Founder of Cora′s Restaurants
Cora Mussely Tsouflidou

The Business of Breakfast

Initiative, passion, energy and self-confidence amount to the principle ingredients in Cora Mussely Tsouflidou’s healthy serving of success.

They say breakfast is the best way to kick-start your day. And for Cora Mussely Tsouflidou, founder of Cora’s Restaurants, le petit dejeuner also proved to be the ideal start to a new passion… and profession.

Indeed, her passion for creating and serving healthy breakfast is precisely what set her on the road to success. From hostess in a popular Montreal restaurant, then day manager, general manager and junior partner, to restaurant operator – not to mention one of Profit magazine’s 2003 100 Top Business Women and recipient of the Governor General’s award – “Quebec’s Breakfast Queen”, as she has come to be called, has more than earned the honour of Hall of Fame inductee.

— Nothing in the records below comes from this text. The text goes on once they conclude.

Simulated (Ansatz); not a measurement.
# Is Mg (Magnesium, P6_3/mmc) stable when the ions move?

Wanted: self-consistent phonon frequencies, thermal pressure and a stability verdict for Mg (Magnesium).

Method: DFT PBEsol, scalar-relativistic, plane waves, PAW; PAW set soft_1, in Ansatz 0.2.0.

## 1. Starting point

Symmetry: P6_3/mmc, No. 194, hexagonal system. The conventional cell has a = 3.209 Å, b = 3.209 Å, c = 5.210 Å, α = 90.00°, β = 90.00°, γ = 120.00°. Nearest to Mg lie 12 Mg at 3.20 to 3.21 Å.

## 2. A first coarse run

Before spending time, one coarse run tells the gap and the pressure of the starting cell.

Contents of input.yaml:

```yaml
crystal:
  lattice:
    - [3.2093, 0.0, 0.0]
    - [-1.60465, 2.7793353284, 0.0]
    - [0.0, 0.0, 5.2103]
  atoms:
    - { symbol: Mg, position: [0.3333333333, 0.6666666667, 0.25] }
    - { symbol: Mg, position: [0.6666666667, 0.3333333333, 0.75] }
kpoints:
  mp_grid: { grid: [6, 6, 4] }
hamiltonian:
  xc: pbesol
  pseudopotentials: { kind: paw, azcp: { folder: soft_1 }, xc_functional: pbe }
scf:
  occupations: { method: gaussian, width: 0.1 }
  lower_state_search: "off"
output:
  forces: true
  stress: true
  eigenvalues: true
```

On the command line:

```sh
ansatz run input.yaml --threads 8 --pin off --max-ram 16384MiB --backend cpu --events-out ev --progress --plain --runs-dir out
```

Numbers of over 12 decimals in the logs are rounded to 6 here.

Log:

“If I had known how far I would come and how much success I would see, I may not have started because I would have been scared,” Tsouflidou laughs, reflecting on her 1987 beginning when she first turned a defunct snack bar in Montreal into a thriving popular breakfast destination. “I had no idea it would grow quite like this.”

Her breakfast concept – focused on blending traditional family-style breakfasts with fresh food and health food trends – struck a chord with consumers, and in 1990 she opened a second restaurant in another district of Montreal. That same year Tsouflidou opened a third, and much larger location, followed by five more restaurants – each with 120-plus seating capacity.

“My sales philosophy? Premium food and top-notch service. Be the greatest and people will come. If we serve the best breakfast in town, where else are people going to go?” she asks.

In 1994, with eight thriving restaurants, Tsouflidou decided to teach others the winning recipe, and morph herself into a franchisor – creating Franchises Cora Inc. (She subsequently launched Cas-seroles Cora Inc. to develop and manufacture all the food ingredients franchisees require; and in 2000 she founded the Cora Franchise Group to target rest of Canada.)

“I transformed the passion that I had for breakfast to franchising. I’m a creator – an innovator. When I found out I could copy myself and duplicate my success, I dreamed of filling the province of Quebec, and then all of Canada,” she says.

“We always thought that if we help people to make money, there will be some money left for us. Our revenue is directly proportionate to the sales of our franchisees. So we need to help and support them,” she adds, citing the extensive selection and training program she designed for her Chez Cora and Cora’s restaurants, of which there are currently 75 in 6 provinces (Quebec, Ontario, New Brunswick, Manitoba, Nova Scotia and PEI) with over 500 employees.

Her support also extends to the various communities her restaurants are a part of. “Community,” she says, “is our reason for being so we have to share our success with them – from the very beginning we always helped children, [with] breakfast in schools.”

In 1998, Tsouflidou created the CORA Foundation to help underprivileged young children. Through various activities like its annual golf tourney and specific in-restaurant sales drives, the foundation donates to community organizations that work with schools in the hope of offering kids “the nourishment they need to pursue their dreams”.